As the "controversies" under section 23 were but ordinary cases at law or in equity either in the state or federal courts,*fn2 appellate jurisdiction as to them was governed by the general laws of the state or of the United States, respectively, on that subject; naturally no provision in respect thereto was necessary or is found in the Bankruptcy Act.

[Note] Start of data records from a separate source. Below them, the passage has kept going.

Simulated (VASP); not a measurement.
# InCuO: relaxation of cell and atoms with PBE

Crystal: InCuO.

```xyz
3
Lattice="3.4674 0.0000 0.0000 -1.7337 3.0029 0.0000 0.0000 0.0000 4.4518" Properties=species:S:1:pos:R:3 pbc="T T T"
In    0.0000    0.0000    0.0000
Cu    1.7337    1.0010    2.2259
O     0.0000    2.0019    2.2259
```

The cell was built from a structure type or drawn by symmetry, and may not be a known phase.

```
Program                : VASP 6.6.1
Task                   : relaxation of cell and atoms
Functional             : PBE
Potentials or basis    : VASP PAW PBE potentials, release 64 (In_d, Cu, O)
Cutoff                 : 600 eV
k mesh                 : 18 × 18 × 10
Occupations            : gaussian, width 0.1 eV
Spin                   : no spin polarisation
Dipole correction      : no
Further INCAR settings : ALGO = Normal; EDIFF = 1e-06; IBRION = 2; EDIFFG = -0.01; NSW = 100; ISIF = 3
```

In 1898 (30 Stat. 544), when the Bankruptcy Act was passed, section 6 of the Circuit Court of Appeals Act of 1891 (26 Stat. 828), regulating appeals and writs of error, was in force. Judgments and decrees in cases brought in the then federal Circuit Courts pursuant to section 23 of the Bankruptcy Act thus came within its provisions without the need of any amendment, until the Circuit Courts were abolished January 1, 1912, when the Judicial Code of March 3, 1911 (36 Stat. 1087), went into effect. The Judicial Code codified the relevant unrepealed statutory provisions on appellate and supervisory jurisdiction; section 128, the laws granting appellate jurisdiction to review final decisions of the District Court; section 129, those to review specified interlocutory orders of that court. Section 130 in terms merely continued in force the appellate and supervisory jurisdiction conferred by the Bankruptcy Act. This section was doubtless thought essential or at least advisable lest, as a later enactment, the Code might otherwise be deemed to repeal, in part at least, sections 24 and 25 of the Bankruptcy Act.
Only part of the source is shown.